The Maldives faces the threat of extinction from rising sea levels, but the government said on Thursday it was looking to the future with plans to build homes and a golf course that can float.
An increase in sea levels of just 18 to 59 centimeters would make the Maldives — a nation of a number of tiny coral islands in the Indian Ocean — not suitable for humans to live in by 2100, the UN's climate change experts have warned.
President Mohamed Nasheed has declared a fight for survival, and last month he signed a deal with a Dutch company to study suggestions for a floating structure that could support a conference centre, homes and an 18-hole golf course.
The company, Dutch Docklands, is currently building floating developments in the Netherlands and Dubai. Its website said it undertook projects that make “land from water by providing large-scale floating constructions to create similar conditions as on land”.
The Maldives began to work on an artificial island known as the Hulhumale near the crowded capital island of Male in 1997 and more than 30,000 people have been settled there in order to ease crowdedness. The city, which has a population of 100,000, is already protected from rising sea levels by a 30-million-dollar sea wall, and the government is considering increasingly imaginative ways to fight climate change.

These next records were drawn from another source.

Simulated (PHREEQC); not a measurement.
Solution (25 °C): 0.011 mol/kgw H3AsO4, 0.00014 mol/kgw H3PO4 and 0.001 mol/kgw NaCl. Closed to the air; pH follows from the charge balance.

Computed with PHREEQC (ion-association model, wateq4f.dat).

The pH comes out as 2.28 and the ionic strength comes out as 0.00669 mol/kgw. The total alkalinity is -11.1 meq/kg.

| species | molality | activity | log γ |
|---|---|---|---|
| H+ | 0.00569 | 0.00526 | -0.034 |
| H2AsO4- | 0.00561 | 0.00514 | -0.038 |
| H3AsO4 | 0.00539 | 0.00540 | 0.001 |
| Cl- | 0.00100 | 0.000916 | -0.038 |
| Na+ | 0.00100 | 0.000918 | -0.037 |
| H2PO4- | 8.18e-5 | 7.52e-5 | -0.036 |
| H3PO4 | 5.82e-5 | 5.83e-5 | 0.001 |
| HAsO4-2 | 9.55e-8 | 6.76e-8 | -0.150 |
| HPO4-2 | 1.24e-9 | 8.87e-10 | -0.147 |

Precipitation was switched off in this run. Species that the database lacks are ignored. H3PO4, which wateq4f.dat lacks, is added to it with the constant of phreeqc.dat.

Nasheed, who held the world's first underwater cabinet (内阁) meeting in October to highlight his people's serious and difficult situation, has even spoken of buying land elsewhere in the world to enable Maldivians to relocate if their homes are completely covered.
He has also promised to turn his nation into a model for the rest of the world by becoming “carbon neutral (碳中和)” by 2020. His plan involves ending fossil fuel use and powering all vehicles and buildings from “green” sources such as burning coconut husks.